Additional damage, sinking, and cracks to the River Road in Caribou may lead city officials to shut down the roadway to traffic once again. New cracks on the east side of the road also could delay the process of fixing the road, which was originally planned for this summer. Credit: Chris Bouchard | Aroostook Republican

CARIBOU, Maine — City officials may need to close off a severely damaged portion of the River Road in Caribou again due to additional cracks and drops in the pavement, according to Caribou City Manager Dennis Marker.

Officials shut down the road last spring when rain and runoff damage compromised the safety of motorists. The city also subsequently bought properties along the damaged portion of the road in an effort to relocate affected homeowners and to acquire room to move that section of roadway away from the Aroostook River.

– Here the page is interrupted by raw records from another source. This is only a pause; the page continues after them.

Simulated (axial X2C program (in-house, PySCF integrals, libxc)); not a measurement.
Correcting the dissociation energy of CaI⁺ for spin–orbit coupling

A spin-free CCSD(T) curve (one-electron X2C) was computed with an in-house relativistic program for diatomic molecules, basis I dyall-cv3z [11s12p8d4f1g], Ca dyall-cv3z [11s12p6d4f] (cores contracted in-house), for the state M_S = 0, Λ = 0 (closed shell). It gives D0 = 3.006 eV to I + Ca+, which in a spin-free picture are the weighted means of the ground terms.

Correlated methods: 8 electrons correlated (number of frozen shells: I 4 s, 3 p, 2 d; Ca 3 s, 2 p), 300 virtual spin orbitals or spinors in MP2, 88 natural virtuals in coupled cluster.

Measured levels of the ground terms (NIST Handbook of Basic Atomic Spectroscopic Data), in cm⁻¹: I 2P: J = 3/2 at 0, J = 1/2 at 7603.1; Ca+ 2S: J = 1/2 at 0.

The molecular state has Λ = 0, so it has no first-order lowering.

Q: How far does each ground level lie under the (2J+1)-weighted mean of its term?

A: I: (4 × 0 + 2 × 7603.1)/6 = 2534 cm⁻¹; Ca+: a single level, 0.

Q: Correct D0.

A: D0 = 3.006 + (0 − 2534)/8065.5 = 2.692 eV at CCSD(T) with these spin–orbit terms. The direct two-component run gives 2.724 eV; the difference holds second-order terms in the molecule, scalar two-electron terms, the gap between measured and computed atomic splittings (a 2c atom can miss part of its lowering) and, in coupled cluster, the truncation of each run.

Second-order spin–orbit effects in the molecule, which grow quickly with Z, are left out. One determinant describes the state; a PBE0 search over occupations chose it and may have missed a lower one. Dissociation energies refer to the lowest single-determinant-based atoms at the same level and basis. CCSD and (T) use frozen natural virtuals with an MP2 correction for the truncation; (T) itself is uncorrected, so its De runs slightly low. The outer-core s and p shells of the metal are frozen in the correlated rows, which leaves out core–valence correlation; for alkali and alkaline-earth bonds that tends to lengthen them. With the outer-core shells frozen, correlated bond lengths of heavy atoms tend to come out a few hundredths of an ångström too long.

They reopened the River Road to one-lane traffic in November after public works crews filled in the sunken portion of the road and added jersey barriers.

Councilors also chose to pursue the least expensive of four options provided by local firm DuBois and King for fixing the road. At a cost of $1.2 million, that option involved demolishing three of the homes purchased by the city and moving the road east of its current location.

Now, in addition to possibly closing the road, some of the newfound damage may require a more expensive approach to repair, Marker told city councilors during their April 22 meeting.

At this point, the city manager said, the road has been “narrowed even further,” though it remains a passable one lane road with safety indicators.

Public Works Director Dave Ouellette told councilors that it is “important to understand that when the road was closed last year, the hole was 6 feet deep, and there was nothing to hold up what was there.”

When it was reopened last fall, Ouellette said he and city employees put approximately 500 yards of material to hold the road back up, and they kept an eye on it throughout the winter.

“We placed the jersey barriers on the dirt [used to fill the hole caused by runoff damage] on purpose,” Ouellette said, “so that we could see movement. When I went out this morning, I saw that two of the jersey barriers had fallen over.”

At this point, the public works director said he personally does not believe traffic is in any danger, adding that he goes out to the spot twice a day to look for additional movement, cracks or potential dangers.

“Do we close the road now,” councilor Thomas Ayer asked, “or do we wait until someone slides off a hill?”

“We’re not close to that point,” Ouellette said, “although anything could happen. If you want to use my judgement, I think it could go for a while, and I think we could get through the wet season. But, if you want, I will close the road tomorrow morning. I’m sure residents who live on that road will appreciate it staying open.”

Councilor Joan Theriault, who lives on the road, said she does “appreciate that it is staying open,” adding that she feels comfortable driving on the road.

Councilor Ayer said that while he “fully trusts” Ouellette’s judgement, he’s concerned about the “worst case scenario.”

Marker also told councilors that the damage is now appearing on the “east side of the road,” which may require officials to go back to the drawing board for repairs.

Considering the new developments, Ayer asked if the road would realistically be fixed this year. Ouellette said that depends on what the engineer from DuBois and King, who is visiting the site April 24, has to say. If there is minimal subsurface damage, bids for the road work could be submitted to the city within three weeks, the public works director said.

“Or,” Ouellette said, “[the engineer] could say, ‘Oh my goodness, that’s not good.’ And if that’s the case, then I’m with you. This won’t get done this summer.”

“I don’t want to be the bearer of bad news,” Ouellette said, “but we should be thankful we saw this now.”